So, you’ve made your four key decisions – you have a character, a setting, and you know which tense and point of view you plan to use. You may or may not have outlined your plot, but you want to start writing. Great! Where does your story actually begin? Or, in other words, what should be the first scene in your book?
The best place to begin your book is ‘in media res’ – that is – in the middle of the action. It doesn’t have to be the inciting incident, not right away (and I’ll discuss the inciting incident further below) but we need to see your character doing something. Ideally, they’re doing something that showcases them as an interesting and imperfect protatgonist. Your opening scene must hint at the idea that all is not right in their world. They have internal and external conflicts but is is the inner conflict that keeps them awake at night. In this first scene, we need to see your character do something that manifests their inner-conflict, because this will be the entire point of your book – to see them transform and overcome this conflict, or learn to accept it.

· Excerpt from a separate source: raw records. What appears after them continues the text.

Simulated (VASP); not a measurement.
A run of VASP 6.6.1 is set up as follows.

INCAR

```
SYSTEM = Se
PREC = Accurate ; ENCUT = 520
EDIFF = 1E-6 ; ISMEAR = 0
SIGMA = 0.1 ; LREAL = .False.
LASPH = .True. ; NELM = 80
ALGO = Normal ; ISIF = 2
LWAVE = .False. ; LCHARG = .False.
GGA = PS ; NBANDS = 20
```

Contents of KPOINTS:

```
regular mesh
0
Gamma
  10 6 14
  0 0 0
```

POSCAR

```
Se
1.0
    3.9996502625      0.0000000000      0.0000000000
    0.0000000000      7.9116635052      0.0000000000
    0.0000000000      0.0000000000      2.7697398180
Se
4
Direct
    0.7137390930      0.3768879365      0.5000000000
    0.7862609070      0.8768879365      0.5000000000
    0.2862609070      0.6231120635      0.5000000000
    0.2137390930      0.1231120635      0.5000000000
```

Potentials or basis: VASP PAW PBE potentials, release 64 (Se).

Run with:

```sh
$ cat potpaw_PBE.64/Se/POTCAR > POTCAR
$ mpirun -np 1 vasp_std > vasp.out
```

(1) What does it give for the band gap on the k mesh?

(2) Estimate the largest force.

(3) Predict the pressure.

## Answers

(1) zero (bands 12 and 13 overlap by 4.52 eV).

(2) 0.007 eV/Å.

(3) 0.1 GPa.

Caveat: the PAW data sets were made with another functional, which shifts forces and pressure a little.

From the get-go, we need to understand your character’s life as it is, and we need to see their world view – either life is good (this is the trickiest to pull off. If life is fine, then there’s nothing much at stake), life is rubbish, or life is somewhere in-between. But most importantly, to engage the reader, you cannot describe or ‘tell’ any of this – you need to show it to the reader via action and dialogue. The character may not necessarily be able to articulate this sense of dissatisfaction; if they already know the answers to the problems with their life, the reader will wonder why they just don’t get on with it and make the necessary changes. This set-up is crucial. If the reader doesn’t understand the latent need or longing in a character’s everyday life, then how will they understand the significance of the inciting incident in that life. Basically, in this early scene (or scenes if necessary) you are establishing motivation and stakes. The motivation tells us ‘why’ the character will be drawn into a transformative journey, and the stakes outline why we should care – that is – it sets a baseline of what the character stands to lose, should they fail in that journey.
In Save the Cat Writes a Novel, author Jessica Brody, suggests that this opening scene (or scenes) is also an opportune time in which to state the theme, or, more specifically to have a secondary character state the theme in the form of a question or observation about the main character. Here, Brody is defining the theme as the life lesson or character’s need, which is a slightly different definition to what you may be familiar with. In any case, the point is well made that it’s useful for a secondary character to point out the main character’s flaw, and for the main character to be completely oblivious to the problem or to deny it strongly. Brody cites the example of Jojo Moyes’ Me Before You in which Camilla Traynor (secondary character) says to Louisa (main character) “What exactly do you want to do with your life?’ This is the crux of the story – Louisa deciding how she wants to live, and love.
Your ‘setup’ scene may in fact be several scenes. It depends on the story you’re trying to tell. But there should at least be a hint of ‘life before’ that comes prior to the inciting incident, or catalyst. This is the event that truly kicks off your novel’s plot. The set-up is important but the inciting incident is where you’ll hook your reader by introducing an external event that changes your protagonist’s life. Ideally, this event has a direct connection to their inner need or conflict. But not always. In police procedurals, the inciting event is the discovery of a body or crime. In romance, it’s the introduction of the love interest.
In her Unpredictable Plotter workshop, author Toni Jordan defines the inciting incident as the dynamic event that upsets the balance of life for the protagonist, or the event that arouses a desire in them. Natasha Lester, in her Plotting Masterclass, says the incident must be something out of the ordinary (hence the importance of establishing the ordinary) that will generally cause the main character to have to leave something behind.
However, the protagonist does not leap from inciting event straight to action. They must be given time to respond emotionally to the event, before they take action or set out on their journey. Therefore, the inciting incident has two parts – the event itself, and the emotional response and reaction. This response, in turn, leads the character to establish a goal that’s plausible and credible. But … goal setting is an entire other post.